Where's my mistake in my attempt at showing that the squared sum of normally distributed variables is a $\chi^2$ distribution?

In your second equality you don't need to do a change of variables. You end up doing another change of variables when switching to $u$, which is the only substitution you actually need to do. \begin{align} P(X_1^2 \in [a^2, b^2]) &= P(X_1 \in [a,b] \cup [-b, -a]) \\ &= \int_{[a,b] \cup [-b, -a]} f_{X_1}(x) \, dx \\ &= 2 \int_a^b f_{X_1}(x) \, dx & \text{symmetry} \\ &= 2 \int_{a^2}^{b^2} \frac{1}{2\sqrt{u}} f_{X_1}(\sqrt{u}) \, du & u=x^2 \\ &= \int_{a^2}^{b^2} \frac{1}{\sqrt{2\pi}} u^{-1/2} e^{-u/2} \, du. \end{align}

Regarding upgrading "agreement on integrals" to "agreement on Borel sets," see Carathéodory's Extension Theorem.

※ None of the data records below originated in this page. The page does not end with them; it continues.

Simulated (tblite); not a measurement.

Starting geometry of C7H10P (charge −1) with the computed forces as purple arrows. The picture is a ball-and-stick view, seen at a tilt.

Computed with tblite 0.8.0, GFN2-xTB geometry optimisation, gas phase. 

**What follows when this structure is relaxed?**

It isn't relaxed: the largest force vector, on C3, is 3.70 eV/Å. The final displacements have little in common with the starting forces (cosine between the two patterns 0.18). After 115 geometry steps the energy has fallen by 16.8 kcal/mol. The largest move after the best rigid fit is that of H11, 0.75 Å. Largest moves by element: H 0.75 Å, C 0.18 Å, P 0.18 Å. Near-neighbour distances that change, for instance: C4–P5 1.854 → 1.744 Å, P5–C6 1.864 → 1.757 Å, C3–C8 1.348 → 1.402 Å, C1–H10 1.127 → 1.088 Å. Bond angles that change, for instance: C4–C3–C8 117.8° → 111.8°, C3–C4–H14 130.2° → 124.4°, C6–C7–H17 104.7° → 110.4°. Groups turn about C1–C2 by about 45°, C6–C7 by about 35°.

$$\begin{aligned}P(X^2_1\in[a,b])&=P(X_1\in [-\sqrt{b},-\sqrt{a}]\cup [\sqrt{a},\sqrt{b}])=\\ &=P(X_1\in[-\sqrt{b},-\sqrt{a}])+P(X_1\in [\sqrt{a},\sqrt{b}])=\\ &=2P(X_1\in [\sqrt{a},\sqrt{b}])=\\ &=2(\Phi(\sqrt{b})-\Phi(\sqrt{a}))\end{aligned}$$ At this point, find the cdf to obtain the pdf by differentiation. Now let $a\to -\infty$ we get $$F_{X_1^2}(b)=2\Phi(\sqrt{b})-1\implies f_{X_1^2}(b)=\frac{1}{\sqrt{b}}\phi(\sqrt{b})=\frac{1}{\sqrt{2\pi b}}e^{-\frac{b}{2}}$$ This is the $\chi^2$ pdf with $n=1$. As suggested by @Bey, now use CFs. The CF of a $Y_1\sim \chi^2$ is $$\begin{aligned}E[e^{i\xi Y_1}]=(1-2i\xi)^{-1/2} \end{aligned}$$ So if we have the sum $Y=\sum_{k\leq n}Y_k$ where $Y_k$ are IID $\chi^2$ with $n=1$ we get $$E[e^{i\xi Y}]=E[e^{i\xi Y_1}]^n=(1-2i\xi)^{-n/2}$$ this means that $Y \sim \chi^2_n$.